I grew up with the mentality that “if you want something done right, do it yourself.” And like many of you, this mentality came out of my own experiences: relying on the work of others usually meant being disappointed in the finished product. So going through this process of actually becoming a scientist was a bit of a shock for me, where many of the ideas I would think of would be immediately dismissed by someone more senior than I was.

But I soon came to realize that there were good reasons for these dismissals: they had a more complete set of knowledge than I did that they were drawing from. Moreover, once my set of knowledge expanded, I could see why these were bad ideas.

It’s just that simple, according to Siegel: you have bad ideas, then your knowledge expands, and then you can acknowledge the good ideas. Once again there’s this idealized definition of scientific progress: all we need to do is generate enough data, and then we arrive at the truth.

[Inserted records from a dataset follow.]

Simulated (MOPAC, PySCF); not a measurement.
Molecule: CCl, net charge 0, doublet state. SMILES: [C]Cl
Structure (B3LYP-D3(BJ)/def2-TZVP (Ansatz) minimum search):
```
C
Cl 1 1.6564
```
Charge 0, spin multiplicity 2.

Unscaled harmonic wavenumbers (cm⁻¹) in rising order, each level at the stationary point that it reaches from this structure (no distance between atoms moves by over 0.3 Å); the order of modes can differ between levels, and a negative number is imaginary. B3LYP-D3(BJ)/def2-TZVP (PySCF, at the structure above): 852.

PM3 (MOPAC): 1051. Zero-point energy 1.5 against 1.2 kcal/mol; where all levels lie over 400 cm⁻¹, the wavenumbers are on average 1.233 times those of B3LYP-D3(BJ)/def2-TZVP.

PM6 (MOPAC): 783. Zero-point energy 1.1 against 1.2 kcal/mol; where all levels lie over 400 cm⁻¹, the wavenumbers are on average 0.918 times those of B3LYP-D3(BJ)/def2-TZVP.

What Siegel ignores is that there are cultural and political reasons we think the way we do. We have to stop thinking that we become more right as time goes on and we access more information. The idea of science progressing by the slow, steady accumulation of information was rendered obsolete when Kuhn rewrote the narrative fifty years ago. As science has become an institution in our society that the powerful use to legitimize their authority, we’ve adopted a lot of ways of conceptualizing nature, and inquiry, and reality that aren’t just “following the evidence” but defining what we consider evidence, and what knowledge is for, in the first place.

Evidence-Based Sloganeering

Throughout these homilies, Siegel tosses off gooey affirmations that should be embarrassing to anyone with a shred of skepticism:

What’s vital to realize about this is not that the consensus is immune to challenge; quite to the contrary, it’s important for these challenges to occur. It’s necessary for the progression of science that we dare our most cherished assumptions and conclusions to live up to the inquisitions posed to it by new data, methods, observations and tests.

To make it as a scientist, you have to be passionate about relentlessly pursuing the truth the Universe tells us about itself, no matter where it leads you.

Believe me: as a scientist, there’s nothing we like more than learning something surprising and new.

Science media should be for communicating the truth about what scientific inquiry involves, not just for vapid science cheerleading. It needs to treat us like adults who have doubts and concerns about technology and progress, not like children who never want to hear anything bad said about science.

What do you think? Shouldn’t the media be realistic about the aims of inquiry? Will science ever progress faster than our ability to idealize it?